Even for those die-hard Talk Talk fans among us, the band’s final album, LAUGHING STOCK, gets only a rating as “SPIRIT OF EDEN II.” It’s not that folks don’t absolutely love it. They do. But, when it comes to the history of Talk Talk and the history of rock, 1988’s SPIRIT OF EDEN is better remembered as the innovating album, the heroic but not so polite one in and on which Hollis told EMI and the commercial world where to go and what to do when they got there.
Begin obsessed with Talk Talk since 1986’s THE COLOUR OF SPRING, I, too, am guilty of ranking LAUGHING STOCK somewhere in the band’s top three, but never number one. Of course, I’ve always loved LAUGHING STOCK. No question there. What’s not to love? Yet, it’s always been—at least in my mind—a kind of final moment, a release, an innovative remake of SPIRIT OF EDEN, featuring the core that made the 1988 album so successful: Hollis; Friese-Green; and Brown.

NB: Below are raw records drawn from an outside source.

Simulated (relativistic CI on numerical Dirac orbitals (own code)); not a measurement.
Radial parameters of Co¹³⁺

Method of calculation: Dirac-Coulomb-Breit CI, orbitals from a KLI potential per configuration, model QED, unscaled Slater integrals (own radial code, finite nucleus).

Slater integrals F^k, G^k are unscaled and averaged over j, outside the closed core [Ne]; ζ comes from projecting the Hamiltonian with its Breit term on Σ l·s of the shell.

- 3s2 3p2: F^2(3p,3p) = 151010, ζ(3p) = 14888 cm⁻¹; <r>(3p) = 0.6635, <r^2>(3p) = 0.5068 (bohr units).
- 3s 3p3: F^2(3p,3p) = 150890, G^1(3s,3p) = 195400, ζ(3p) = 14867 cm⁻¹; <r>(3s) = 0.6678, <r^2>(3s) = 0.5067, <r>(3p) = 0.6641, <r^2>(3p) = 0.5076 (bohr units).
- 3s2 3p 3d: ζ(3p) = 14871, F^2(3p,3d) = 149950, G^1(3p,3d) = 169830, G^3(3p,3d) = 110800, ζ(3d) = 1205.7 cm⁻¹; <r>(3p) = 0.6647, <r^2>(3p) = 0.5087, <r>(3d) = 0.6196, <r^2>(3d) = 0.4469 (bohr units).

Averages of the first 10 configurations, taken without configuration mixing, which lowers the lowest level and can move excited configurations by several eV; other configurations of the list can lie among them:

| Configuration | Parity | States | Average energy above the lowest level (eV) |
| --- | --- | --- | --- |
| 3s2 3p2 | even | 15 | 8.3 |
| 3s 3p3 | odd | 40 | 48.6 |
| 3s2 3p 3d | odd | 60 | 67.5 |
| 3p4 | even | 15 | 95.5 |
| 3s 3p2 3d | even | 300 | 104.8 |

I first purchased the CD of LAUGHING STOCK (even before I owned a CD player) at Waterloo records in Austin on the day it came out. Craig Breaden (also of Progarchist infamy) and I were attending a history conference there, and Waterloo was across the river from our hotel. Stunningly, when it came to the band, I actually knew far more than Craig. Believe me, this is important, as no one knows the history of rock from the early 60s to the early 90s better than does Craig.